With the highest interest rates in 15 years, investors have a real opportunity to receive a return on their cash.
But, many are confused with the various accounts, products, and offerings available to manage their cash.
We recently had a client reach out and compare a couple of different cash management options. As we helped them consider the benefits and drawbacks of each, we realized this is likely a concern for our other clients.
The reality is cash management can be an essential part of your financial plan, making sure your hard-earned cash is working as efficiently and effectively as possible on your behalf.
To help you navigate the landscape of options, here’s a guide that explains how to manage your cash and what types of accounts or products you can use.
How to Manage Your Cash: 6 Options to Consider
When it comes to cash management, there are several products and options available. It’s essential to understand the pros and cons of each so you can choose the best one for your situation.
Checking Account | Savings Account | High-Yield Savings Account | Money Market Account | Certificates of Deposit | Cash Management Account | |
Interest Rate | Variable & Low | Variable & Low | Variable & High | Variable & High | Fixed & High | Variable & High |
Federally Insured | Yes | Yes | Yes | Yes | Yes | Yes |
Checks | Unlimited | No | No | Limited | No | Sometimes |
Debit Card | Yes | No | No | Yes | No | Sometimes |
Withdrawal Restrictions | None | None | None | None | Yes | None |
1. Checking accounts
A checking account is a deposit account that allows you to receive, withdraw, deposit, and transfer money. A major benefit is it comes with debit cards and checks, making your funds accessible if needed.

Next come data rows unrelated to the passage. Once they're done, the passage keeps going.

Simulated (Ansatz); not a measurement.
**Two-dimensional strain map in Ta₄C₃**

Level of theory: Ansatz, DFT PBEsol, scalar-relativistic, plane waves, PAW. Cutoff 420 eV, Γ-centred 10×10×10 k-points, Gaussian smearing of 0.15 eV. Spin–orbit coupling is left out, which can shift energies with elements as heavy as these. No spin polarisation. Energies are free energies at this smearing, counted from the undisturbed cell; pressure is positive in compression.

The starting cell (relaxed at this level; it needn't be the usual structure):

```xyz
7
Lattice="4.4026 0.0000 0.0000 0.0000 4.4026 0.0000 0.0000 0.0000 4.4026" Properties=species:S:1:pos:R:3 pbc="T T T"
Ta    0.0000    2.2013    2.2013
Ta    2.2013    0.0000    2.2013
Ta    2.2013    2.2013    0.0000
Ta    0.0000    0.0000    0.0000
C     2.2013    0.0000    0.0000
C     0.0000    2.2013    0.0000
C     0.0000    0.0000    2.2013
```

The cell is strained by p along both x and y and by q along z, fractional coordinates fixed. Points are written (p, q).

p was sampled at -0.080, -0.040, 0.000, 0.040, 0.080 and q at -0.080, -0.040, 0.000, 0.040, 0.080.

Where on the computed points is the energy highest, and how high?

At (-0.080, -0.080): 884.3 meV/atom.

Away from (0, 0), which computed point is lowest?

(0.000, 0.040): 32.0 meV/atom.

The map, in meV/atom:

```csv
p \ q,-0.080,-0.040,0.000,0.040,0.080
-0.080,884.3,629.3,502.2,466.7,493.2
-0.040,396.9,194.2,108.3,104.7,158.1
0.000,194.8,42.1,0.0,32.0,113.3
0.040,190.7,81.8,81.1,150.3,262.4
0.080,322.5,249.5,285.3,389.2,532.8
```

It is easy to open, use, and manage and is insured for up to $250,000 in the US. Disadvantages include low-interest rates and sometimes high fees if you don’t meet minimum balance requirements. In addition, unlike some savings products, checking account interest rates fluctuate depending on the interest rates.
2. Savings accounts
A savings account is a deposit account that offers a safe place to store your money while earning interest at the same time.
These accounts are Federal Deposit Insurance Corporation (FDIC)-insured for up to $250,000, so you can rest easy knowing your money is protected from loss. But, like checking accounts, savings accounts typically have low-interest rates and may come with high fees if your account does not maintain a minimum balance.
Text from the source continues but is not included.